Pakistan’s Taliban pushback
Is Pakistan’s tentative Taliban counteroffensive enough to stave off the Islamist insurgency?
President Asif Ali Zardari has finally “struck back” at the “growing Taliban insurgency” threatening Pakistan, said the Toronto Star in an editorial. The Taliban took advantage of Zardari’s “ill-conceived” surrender of the Swat Valley to seize areas close to the capital. With the Taliban too close for comfort, Zardari has belatedly sent in commandos and military aircraft to retake the seized Buner area.

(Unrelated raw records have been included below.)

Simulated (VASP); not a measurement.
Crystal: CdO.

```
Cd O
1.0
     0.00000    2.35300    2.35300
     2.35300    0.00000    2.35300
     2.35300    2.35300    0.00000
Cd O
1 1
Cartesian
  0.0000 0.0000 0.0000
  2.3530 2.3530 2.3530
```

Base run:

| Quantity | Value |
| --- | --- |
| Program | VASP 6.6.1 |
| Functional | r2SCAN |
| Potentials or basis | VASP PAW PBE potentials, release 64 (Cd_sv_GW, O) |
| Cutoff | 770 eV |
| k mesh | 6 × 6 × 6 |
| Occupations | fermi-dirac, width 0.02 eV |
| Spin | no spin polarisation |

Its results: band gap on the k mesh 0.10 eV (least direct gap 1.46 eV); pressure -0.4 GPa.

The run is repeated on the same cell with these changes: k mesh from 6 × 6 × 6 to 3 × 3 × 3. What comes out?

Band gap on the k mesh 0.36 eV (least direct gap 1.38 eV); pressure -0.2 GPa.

Unfortunately, there’s “profound doubt” about the Pakistani military’s loyalties, said Greg Sheridan in The Australian. Many troops sympathize with the Taliban, and the military doesn’t want to risk its popularity by killing fellow Pakistanis. Add in Zardari’s “pathetically weak” government, and nuclear-armed Pakistan is the “worst and most dangerous security situation in the world.”
Ten thousand "ragtag" Taliban fighters can't defeat Pakistan's "well-equipped, very professional 550,000-strong" army, said Pepe Escobar in Asia Times. Besides, “semi-literate” insurgents could never crack Pakistan’s nuclear codes. So why the “hysteria”? The U.S. gets a new “ûber-bogeyman,” Pakistan gets more military aid—and impoverished Pakistanis get nothing but violence.